Facial Recognition: The most “Natural” Forensic Technology
Written by John Dowden   


MorphoTrak Face Recognition

PEOPLE WATCHING has been around for as long as—well, as long as humans have lived on earth. While usually dismissed as just a way to pass time, many will tell you there is an art to watching people. First of all, people-watching is something that is done in a latent way. That is, it is done in real time without the knowledge of those being watched. And many are quick to say this does have redeeming, practical uses. Many authors have used people watching as inspiration for characters in their books and stories. Authors claim seeing people on the street or in a restaurant and eavesdropping on what they are saying can be extremely informative and inspirational for a person who is trying to create a new story.

But of all these body-language signals or verbal clues, it is the human face that is most telling: A face remains the most widely used way of identifying or authenticating a person. A photo of it is on most of the identification documents that we carry in our purses and wallets. A lot of information can be provided from a person’s face, clothing, and appearance, and today a person’s face has become the epicenter of the most fascinating and promising evolving forensic technology: facial recognition software.

While humans have always had the innate ability to recognize and distinguish between faces, computers only recently gained the same ability. The history of developing facial recognition software started in the mid-1960s, when scientists began working on using computers to recognize human faces. Since then, facial recognition software has progressed significantly.

The first semi-automated facial recognition programs required locating features—such as the eyes, ears, nose, and mouth—on a photograph. Then, distance and ratios to a common reference point were determined and compared to reference data. This process evolved into using a range of specific body indicators such as hair color and lip thickness, and recognition of these characteristics was automated. Still, measurements and locations needed to be manually computed, requiring a significant amount of labor during the process.
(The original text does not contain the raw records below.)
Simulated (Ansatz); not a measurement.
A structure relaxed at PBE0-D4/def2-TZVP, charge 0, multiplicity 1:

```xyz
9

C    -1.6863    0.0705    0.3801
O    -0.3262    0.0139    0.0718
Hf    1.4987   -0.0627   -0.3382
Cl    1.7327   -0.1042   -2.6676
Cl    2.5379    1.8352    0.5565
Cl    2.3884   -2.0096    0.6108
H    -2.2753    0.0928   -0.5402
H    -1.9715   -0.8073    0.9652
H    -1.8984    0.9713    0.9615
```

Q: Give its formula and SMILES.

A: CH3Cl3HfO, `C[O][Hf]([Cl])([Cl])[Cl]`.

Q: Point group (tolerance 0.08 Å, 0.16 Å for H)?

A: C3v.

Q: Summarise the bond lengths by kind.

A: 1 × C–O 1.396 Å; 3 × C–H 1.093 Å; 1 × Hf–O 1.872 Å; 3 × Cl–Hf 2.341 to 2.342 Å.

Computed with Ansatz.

facial recognition forensic science evidence technology magazine John Dowden NEC NeoFace softwareBy around 1990, mathematical formulas were being applied to the process. This development was significant because, for the first time, a finite number of values could be aligned to code and identify a face. This process was called “eigenfaces,” which used a small vector square area (eigenvector) of a face to apply measurements and identifiers. Remarkably, it does not take many eigenfaces combined together to achieve a fair approximation of most faces. This technique of creating eigenfaces and using them for recognition also found use outside of facial recognition, in applications such as handwriting analysis, lip reading, voice recognition, and sign language or hand-gesture interpretation.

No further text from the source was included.